Ôé - VILLA-GILLET // AIR // LES ASSISES INTERNATIONALES DU ROMAN 2012

Diversity of voices, diversity of languages : one week of events and readings in Lyon and in the Rhône-Alpes region.



Kenzaburô Ôé

Kenzaburo Oe © Dorian Malovic

AUTHOR

Japan

Kenzaburô Ôé was born in 1935 on the island of Shikoku in Japan. He studied French literature, writing his thesis on Jean-Paul Sartre. His first texts were published in the 50s. In 1958, he was awarded the Akutagawa prize, the equivalent of the Goncourt, for Prize Stock, which was turned into a film titled The Catch, directed by Nagisa Oshima. Seventeen was published in 1961. Inspired by a seventeen-year-old extreme-right activist who murdered the leader of the Socialist party, this novella portrays Japan in the early 60s, with the resurgence of the Imperial party’s ultranationalism.

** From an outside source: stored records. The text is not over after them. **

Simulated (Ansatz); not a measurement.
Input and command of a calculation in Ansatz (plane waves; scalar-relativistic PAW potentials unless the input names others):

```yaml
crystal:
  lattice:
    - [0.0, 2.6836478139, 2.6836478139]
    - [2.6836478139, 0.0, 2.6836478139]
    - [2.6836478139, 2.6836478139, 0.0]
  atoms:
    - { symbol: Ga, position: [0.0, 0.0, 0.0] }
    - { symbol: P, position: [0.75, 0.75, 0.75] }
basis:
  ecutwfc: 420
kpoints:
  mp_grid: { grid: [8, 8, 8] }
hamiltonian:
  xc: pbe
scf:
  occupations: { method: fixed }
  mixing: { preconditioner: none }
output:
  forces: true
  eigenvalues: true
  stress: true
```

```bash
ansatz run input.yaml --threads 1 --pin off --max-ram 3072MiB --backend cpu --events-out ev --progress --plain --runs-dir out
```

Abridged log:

In 1964, the birth of his handicapped son causes an upheaval in both his personal life and the world of his novels. He drew on this dramatic event in a heartrending book, A Personal Matter, which depicts the three days following the birth.

In the 80s, Kenzaburô Ôé became interested in Latin American literature and went to Mexico where he taught at the university. He received the Nobel Prize for his lifetime work in 1994. As an original writer who rejects the values of the existing society and reflects the questions and worries of the post-war generation, Kenzaburô Ôé embodies the crisis of faith of a country caught in a headlong rush.